PDF 101: Ten Common PDF Problems

We see a lot of PDFs come through the MagCloud site, and while most of them look great, there are some avoidable issues that pop up every so often. Below are ten common PDF problems that can stand in the way of a great looking print publication.

1. Content is too close to the outside edges.
We see a number of great PDFs that have text placed dangerously close to the trim line.   As we discussed in our design series blog post on trim and bleed, it’s important to keep your content within a safe distance of the trim line to avoid having it cut off in your final print publication. Remember that the trim line is 8.25″ x 10.75″ so you need to design to those dimensions NOT the PDF size of 8.5″ by 11″ that you upload to MagCloud. This 8.5″ x 11″ PDF includes a bleed area that will be trimmed off: 0.125″ on the top, 0.125″ on the bottom and 0.25″ on the outside. Since this trim can vary slightly in either direction, we recommend leaving 1/4 inch of extra space between the 8.25″ x 10.75″ trim line and your content, particularly any text content. This will ensure that even if the trim is slightly off, your content will not get cut off, nor will it appear to have been placed too close to the edge of the page.

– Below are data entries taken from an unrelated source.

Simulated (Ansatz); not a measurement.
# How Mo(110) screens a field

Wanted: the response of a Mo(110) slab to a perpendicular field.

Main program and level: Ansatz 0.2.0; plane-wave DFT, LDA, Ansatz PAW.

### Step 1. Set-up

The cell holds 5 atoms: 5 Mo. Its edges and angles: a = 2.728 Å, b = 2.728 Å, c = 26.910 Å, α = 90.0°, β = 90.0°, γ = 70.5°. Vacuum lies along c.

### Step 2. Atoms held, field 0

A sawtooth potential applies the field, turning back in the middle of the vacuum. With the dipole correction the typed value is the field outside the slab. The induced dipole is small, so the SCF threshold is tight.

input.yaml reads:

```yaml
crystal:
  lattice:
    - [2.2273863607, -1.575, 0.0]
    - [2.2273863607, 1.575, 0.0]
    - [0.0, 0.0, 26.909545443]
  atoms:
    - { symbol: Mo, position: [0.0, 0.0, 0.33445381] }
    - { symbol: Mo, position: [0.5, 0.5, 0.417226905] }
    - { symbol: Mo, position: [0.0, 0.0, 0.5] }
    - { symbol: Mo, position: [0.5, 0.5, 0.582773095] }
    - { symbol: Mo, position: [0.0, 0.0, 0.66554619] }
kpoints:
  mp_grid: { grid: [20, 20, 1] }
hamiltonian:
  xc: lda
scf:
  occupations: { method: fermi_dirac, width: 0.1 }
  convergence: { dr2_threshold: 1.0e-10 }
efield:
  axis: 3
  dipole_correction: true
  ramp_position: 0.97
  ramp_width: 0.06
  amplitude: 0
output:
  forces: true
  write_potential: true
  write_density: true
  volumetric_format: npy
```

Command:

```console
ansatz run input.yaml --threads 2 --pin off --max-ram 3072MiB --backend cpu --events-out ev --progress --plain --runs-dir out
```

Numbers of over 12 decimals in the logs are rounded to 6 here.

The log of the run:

2. Images are not extending into the bleed area.
Similarly, we see a lot of PDFs where images that the publisher wanted to extend to the edge of the page stop at the trim line. If the trim is even slightly off in the opposite direction in this case, there will appear to be a thin white edge on the image, as shown in our trim and bleed blog post and below. With that in mind, be sure that any images you want to extend to the edge of the printed page, go all the way to the edge of your 8.5″ x 11″ PDF, filling the bleed area (again, 0.125″ top and bottom, 0.25″ on the outside edge).

3. Content is too close to the spine.
Another “edge” to keep in mind is the inside edge of your PDF, where the spine will be on your printed publication. We often see PDFs with text that starts right next to the spine, and becomes lost when printed with a perfect binding. As we described in our design series blog post on designing for perfect binding, up to 1/4 inch of the inside edge of your page may be lost into the spine on a perfect bound publication. It is important to keep this in mind when designing your PDF, and ensure that none of your content is placed close enough to the inside edge that it is in danger of being lost in the final print.

4. Images are distorted across perfect bound spines (especially faces).
In addition to text disappearing into a perfect bound spine, we also see PDFs that have images going across the center spine such that the resulting print appears to be missing up to a half inch in the center of the image due to the perfect binding. As described in our perfect binding blog post, as well as on our Getting Started page, this can be avoided by making the two halves of one image into two separate images within the document, then moving them both out from the spine slightly and duplicating the opposing image within the resulting gutter space. Another trick is to avoid placing the focus of an image on the spine, which will draw attention to this disappearing act and make it more obvious to the viewer. If the focus is moved away from the center spine, any loss of content into the spine area will be less noticeable.

5. PDF uses low resolution images.
While the placement of images is one thing that can cause problems in a print copy, the image itself can be the problem. We often see are PDFs that use lower resolution images, and although they look good on screen, they end up looking pixelated in print. As we describe in our design series blog post about getting the most out of your images, screen resolution is 72 pixels- or dots-per-inch (dpi) but print resolution is 300 dpi. Therefore, when selecting images for your publication, they should be at least 300 dpi to ensure a quality print out. As a test to see if your images will look good in print, open your PDF on your computer screen and zoom in to 300%. If the images still look crisp then, they will look good in your printed copy. On the other hand, if they look pixelated (like they are made up of little blocks of color) then your image is too low res, and will end up looking fuzzy in your final printed copy.

300 dpi vs 72 dpi at 350% zoom

6. Color profiles are not embedded.
Another common image problem we see in PDFs deals with the color of the resulting print copy. As we explained in our design series blog post on working with color, HP Indigo presses print MagCloud publications in a 4-color CMYK process, but most images that get used in the PDF have an RGB colorspace. To help guide this conversion from RGB to CMYK, it is important that the color profiles for these images are embedded in the PDF. Without them, the color of the printed images may appear to be slightly off. To make sure that you are using the best color settings possible when creating your PDF, we encourage you to follow the program-specific instructions that are available for download from the bottom of our Getting Started page.

7. Fonts are not embedded.
Of course, color profiles aren’t the only things that need to be embedded in your PDF – any fonts you use also should be included. A common error that occurs in our PDF upload validation is non-embeddded fonts. This can again be avoided by following the downloadable instructions on our Getting Started page for the software you are using to design your PDF. Each of these guides provides settings that will ensure your fonts are properly embedded in your final PDF, and help you avoid this upload error.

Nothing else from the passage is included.